BAGHDAD (November 5, 2008) -- Freedom, opportunity, equality and service is how U.S. Ambassador to Iraq Ryan Crocker described the U.S. to a mass of the countries newest citizens during a naturalization ceremony at the Al Faw Palace in Baghdad, Nov. 4.
Two Marines with Company A, Task Force 1st Battalion, 2nd Marine Regiment, Regimental Combat Team 1, were among 184 service members who were sworn in during the ceremony.
“It was a satisfying day,” explained Lance Cpl. Moises Monterofrias, a 21-year-old rifleman and new U.S. citizen from the Dominican Republic. “It feels good to call myself an American.”
With most of his family already living in the United States, Monterofrias left the Dominican Republic for New York when he was 13-years-old. He later relocated to Bellingham, Mass., where he enlisted in the United States Marine Corps.
Cpl. Dwight Newby, a 30-year-old team leader from Jamaica also received his U.S. citizenship during the ceremony. Newby left Jamaica in 2005 for New York to build a foundation for his wife and 7-year-old daughter.

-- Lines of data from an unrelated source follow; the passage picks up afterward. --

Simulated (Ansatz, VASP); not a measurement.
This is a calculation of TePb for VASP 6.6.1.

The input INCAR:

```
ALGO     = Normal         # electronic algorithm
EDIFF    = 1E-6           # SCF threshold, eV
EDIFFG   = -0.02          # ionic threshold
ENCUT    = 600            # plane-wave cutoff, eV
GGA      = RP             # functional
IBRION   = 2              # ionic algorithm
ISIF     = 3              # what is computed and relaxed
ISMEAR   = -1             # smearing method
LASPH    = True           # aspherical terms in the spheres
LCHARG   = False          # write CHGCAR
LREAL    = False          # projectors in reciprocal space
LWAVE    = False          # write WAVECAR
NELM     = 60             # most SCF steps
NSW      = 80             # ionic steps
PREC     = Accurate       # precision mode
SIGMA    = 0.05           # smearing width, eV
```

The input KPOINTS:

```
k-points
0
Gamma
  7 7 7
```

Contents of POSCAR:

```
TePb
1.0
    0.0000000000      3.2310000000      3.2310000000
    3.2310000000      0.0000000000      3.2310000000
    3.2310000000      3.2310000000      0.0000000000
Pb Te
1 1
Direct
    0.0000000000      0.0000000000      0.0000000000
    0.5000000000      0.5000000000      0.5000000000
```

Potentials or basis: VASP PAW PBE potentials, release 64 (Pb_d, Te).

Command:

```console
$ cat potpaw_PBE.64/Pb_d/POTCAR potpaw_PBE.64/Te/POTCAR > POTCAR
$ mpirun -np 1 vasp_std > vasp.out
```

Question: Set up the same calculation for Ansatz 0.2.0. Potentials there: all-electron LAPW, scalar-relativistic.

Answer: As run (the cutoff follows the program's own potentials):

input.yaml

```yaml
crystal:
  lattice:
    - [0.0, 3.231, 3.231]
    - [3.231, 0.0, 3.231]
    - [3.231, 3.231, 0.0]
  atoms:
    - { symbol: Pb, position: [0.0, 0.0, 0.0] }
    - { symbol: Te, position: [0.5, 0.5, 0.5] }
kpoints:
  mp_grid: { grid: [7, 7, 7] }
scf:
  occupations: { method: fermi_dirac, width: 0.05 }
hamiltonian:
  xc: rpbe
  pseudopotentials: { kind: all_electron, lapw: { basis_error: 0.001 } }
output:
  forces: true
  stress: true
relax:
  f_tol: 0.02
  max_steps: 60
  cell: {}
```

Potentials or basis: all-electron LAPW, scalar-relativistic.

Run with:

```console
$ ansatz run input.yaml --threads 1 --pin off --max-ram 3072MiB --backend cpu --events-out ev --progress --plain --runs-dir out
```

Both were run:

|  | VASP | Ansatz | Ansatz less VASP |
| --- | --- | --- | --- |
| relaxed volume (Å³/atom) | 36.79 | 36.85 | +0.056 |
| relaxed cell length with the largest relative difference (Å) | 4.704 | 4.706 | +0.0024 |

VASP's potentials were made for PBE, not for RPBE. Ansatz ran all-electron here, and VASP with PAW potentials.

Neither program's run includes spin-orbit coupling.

“I wanted her to have a good life and it was time for a change from Jamaica,” explained Newby, now the only U.S. citizen in his family.
Both Marines are serving their second combat tour in Iraq and said their citizenship legitimizes everything they have been fighting in Iraq.
Crocker noted the service members’ extraordinary sacrifice for their adopted country and commended their decision to serve in the U.S. military even before becoming citizens.
As veteran Marines of the War on Terror, both Monterofrias and Newby have fought for the freedoms, liberties and hopes of every American and will continue to do so during their present deployment in support of Operation Iraqi Freedom.